The Monuments Men: A testosterone-packed war film about art?
Jimmy Graner, Rocket Contributor
February 13, 2014
Filed under Campus Life
Ever since I can remember, war-related films and documentaries have generally had a positive outcome whether it is at the box office or gaining popularity among audiences. Saving Private Ryan, Platoon, The Hurt Locker, Inglourious Basterds, and most recently Lone Survivor are all prime examples of this accomplishment. However, can a war film about art and the valiant effort it takes to make sure it’s protected and cherished for a lifetime be just as popular?
The Monuments Men, a film directed and partially written by George Clooney follows several men as they journey into Nazi-infested countries during WWII in hopes to recapture stolen art before it is taken by Adolf Hitler for his own viewing pleasure. The seven men (Clooney, Damon, Murray, Goodman, Dujardin, Balaban, and Bonneville) all of whom specialize in a certain art realm, are challenged by allied forces and enemies as they persist into selected countries to rescue said art. Facing challenges and multiple encounters with Nazi soldiers, the seven men must figure out where and how they plan to retrieve the artwork before it is burned or lost forever.

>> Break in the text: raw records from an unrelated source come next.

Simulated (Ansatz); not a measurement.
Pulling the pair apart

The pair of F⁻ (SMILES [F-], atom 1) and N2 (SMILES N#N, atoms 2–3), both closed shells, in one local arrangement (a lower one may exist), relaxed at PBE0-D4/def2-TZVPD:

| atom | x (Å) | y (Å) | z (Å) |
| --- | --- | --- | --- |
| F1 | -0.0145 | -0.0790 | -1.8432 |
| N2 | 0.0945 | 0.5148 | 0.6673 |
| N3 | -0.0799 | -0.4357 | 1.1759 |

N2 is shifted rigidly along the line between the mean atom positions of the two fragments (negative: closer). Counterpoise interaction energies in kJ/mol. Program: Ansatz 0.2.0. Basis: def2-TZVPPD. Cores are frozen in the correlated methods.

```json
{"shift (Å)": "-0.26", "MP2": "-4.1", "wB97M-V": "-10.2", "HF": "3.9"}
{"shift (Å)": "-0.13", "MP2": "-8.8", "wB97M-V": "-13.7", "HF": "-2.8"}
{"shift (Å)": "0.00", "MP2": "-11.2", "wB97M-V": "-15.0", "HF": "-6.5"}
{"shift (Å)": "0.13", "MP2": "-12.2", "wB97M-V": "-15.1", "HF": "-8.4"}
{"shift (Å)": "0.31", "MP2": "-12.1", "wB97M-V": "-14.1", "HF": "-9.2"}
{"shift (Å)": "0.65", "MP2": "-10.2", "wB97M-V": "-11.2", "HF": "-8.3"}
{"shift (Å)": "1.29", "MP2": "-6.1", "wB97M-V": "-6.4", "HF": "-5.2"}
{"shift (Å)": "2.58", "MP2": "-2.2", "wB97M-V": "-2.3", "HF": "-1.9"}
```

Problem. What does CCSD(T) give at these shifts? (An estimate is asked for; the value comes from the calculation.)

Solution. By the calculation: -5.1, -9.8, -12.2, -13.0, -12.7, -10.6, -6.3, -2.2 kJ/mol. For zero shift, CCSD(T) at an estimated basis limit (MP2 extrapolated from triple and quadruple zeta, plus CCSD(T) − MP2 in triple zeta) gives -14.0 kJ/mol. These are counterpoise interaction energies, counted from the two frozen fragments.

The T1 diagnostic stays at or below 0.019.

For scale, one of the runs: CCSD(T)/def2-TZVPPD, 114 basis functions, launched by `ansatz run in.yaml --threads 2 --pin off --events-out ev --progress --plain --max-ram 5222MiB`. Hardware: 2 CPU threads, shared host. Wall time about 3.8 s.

Don’t get me wrong, the actual story, (because it’s based on true events) is somewhat touching and memorable. A story about a few men, who have no soldier like qualities venturing into Nazi-infested land without the help of any allied sources to recapture stolen art is beyond brave and courageous. But to fall head over heels for the actual film itself is not at all worth it.
When the characters aren’t talking strategy, they’re simply continuing the storyline, which is just plain boring. Comedy, which is often not seen in this genre, is often shown but must be understood as controlling humor. The actors who we all know and love (Goodman, Murray and Damon) help to entertain us at times where we may not be intrigued with the story. A fat man being shot at (Goodman), the pain of receiving dental work (Murray), and the admiral charm and charisma of attitude towards the ladies (Damon) are what help the movie progress. Because it’s based on actual events, narration by Clooney’s character at times is also natural and fulfilling.
The camera work and quality is somewhat pleasing. Simple movements and shots provide us with easily understood views and perspectives, but that’s it. To be amused over a few men, who chose to risk their lives for tens of thousands of artifacts in movie perspective, is just not interesting. To say that art can be popular in a war related sense is delicate. It’s about the style and universality the story should explain.